Mike Bernhardt

Editor • Poet • Travel Writer

Yelapa

On the Road Again!

Strange! I meant to post this short piece back in early January and somehow it fell through the cracks, sitting here on WordPress as a lonely, forgotten draft.

It’s great to be traveling after a long hiatus! And adding to my blog.

We are in Mexico for ten days. Next month we’ll be going to Cambodia and Vietnam, and we are planning on at least two more international trips this year, dates and destinations TBD.

This week we’re in Yelapa, where I’ll be in a writing workshop and Yvonne will be hanging on the beach or volunteering at a local library for kids (we will do things together in the afternoons). After that we’ll spend three nights in Puerto Vallarta, then home again.

We arrived in Yelapa this morning by water taxi. On the way here, the chunky, six-year-old English boy sitting in front of me got sick and threw up all over. The driver stopped the boat and handed his mother a mop, which she used to clean up the mess on the floor and on the bench. The boy stood up and somehow he’d even gotten it all over the back of his shirt. Fortunately there was no wind or she would have been mopping it off of my face. I thought it was funny, but we wondered how long it would be before the stranger sitting next to him would agree.

We’re staying in a beautiful apartment right on the beach. This is the view from our room:

We walked up and down the hilly paths this afternoon. What’s nice about Yelapa is that there’s a real village with friendly people who offer a pleasant ¡buenos tardes! and a smile. Even the dog and cat that passed us in the opposite direction were mellow, unconcerned with us or each other. The only upset I saw was a squawking rooster running down the road with wings outstretched, followed by a man carrying a frying pan.

Where we are staying, which is on the other end of the beach from the all of the day-tripper thatched-roof bars and beach umbrellas, no one is aggressively pushing their wares. We do want to keep an eye out for the Pie Lady though.

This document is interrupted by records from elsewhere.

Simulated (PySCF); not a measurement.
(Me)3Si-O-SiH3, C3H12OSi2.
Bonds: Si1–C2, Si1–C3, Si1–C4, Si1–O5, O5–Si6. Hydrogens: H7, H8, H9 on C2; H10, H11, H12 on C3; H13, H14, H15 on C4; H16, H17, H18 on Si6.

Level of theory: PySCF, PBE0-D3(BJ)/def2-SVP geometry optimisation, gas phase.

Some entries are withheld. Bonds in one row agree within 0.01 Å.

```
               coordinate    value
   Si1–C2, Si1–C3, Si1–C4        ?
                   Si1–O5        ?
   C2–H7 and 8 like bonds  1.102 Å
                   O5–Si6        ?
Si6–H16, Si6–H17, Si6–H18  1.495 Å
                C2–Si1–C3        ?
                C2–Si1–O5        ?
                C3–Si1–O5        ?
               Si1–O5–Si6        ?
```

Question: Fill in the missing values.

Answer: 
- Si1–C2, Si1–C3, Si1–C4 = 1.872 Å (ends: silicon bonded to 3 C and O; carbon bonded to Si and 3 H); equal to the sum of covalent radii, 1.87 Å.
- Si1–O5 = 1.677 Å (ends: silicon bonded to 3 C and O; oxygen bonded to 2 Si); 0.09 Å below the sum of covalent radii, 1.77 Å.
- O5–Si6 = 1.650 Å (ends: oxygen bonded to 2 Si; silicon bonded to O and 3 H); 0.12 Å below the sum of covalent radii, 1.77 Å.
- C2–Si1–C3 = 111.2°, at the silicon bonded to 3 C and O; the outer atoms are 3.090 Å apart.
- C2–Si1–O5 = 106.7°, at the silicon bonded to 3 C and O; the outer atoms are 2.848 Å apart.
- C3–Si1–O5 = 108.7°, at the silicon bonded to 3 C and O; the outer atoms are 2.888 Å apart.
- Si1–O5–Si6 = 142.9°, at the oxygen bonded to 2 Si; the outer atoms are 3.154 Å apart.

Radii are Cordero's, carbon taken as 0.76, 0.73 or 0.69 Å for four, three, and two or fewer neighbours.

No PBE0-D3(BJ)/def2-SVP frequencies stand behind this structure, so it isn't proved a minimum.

Well, off to dinner and margaritas!

Volunteering in Yelapa, Mexico

Students from the 6th grade class at Escuela Primaria Juan de la Barrera waited eagerly for me to begin reading them a story. Aline Shapiro, an American librarian whose dream had been to build a children’s library at the school, introduced me as a guest reader from California and handed me a book entitled Coyote: Un cuento folclòrico del sudoeste de Estados Unidos. I was a little nervous as it was my first time reading a book aloud in Spanish. In the middle of the story, after stumbling over just a few words, I asked the children “Me comprenden? Do you understand me? I was happy to hear them answer “Si.”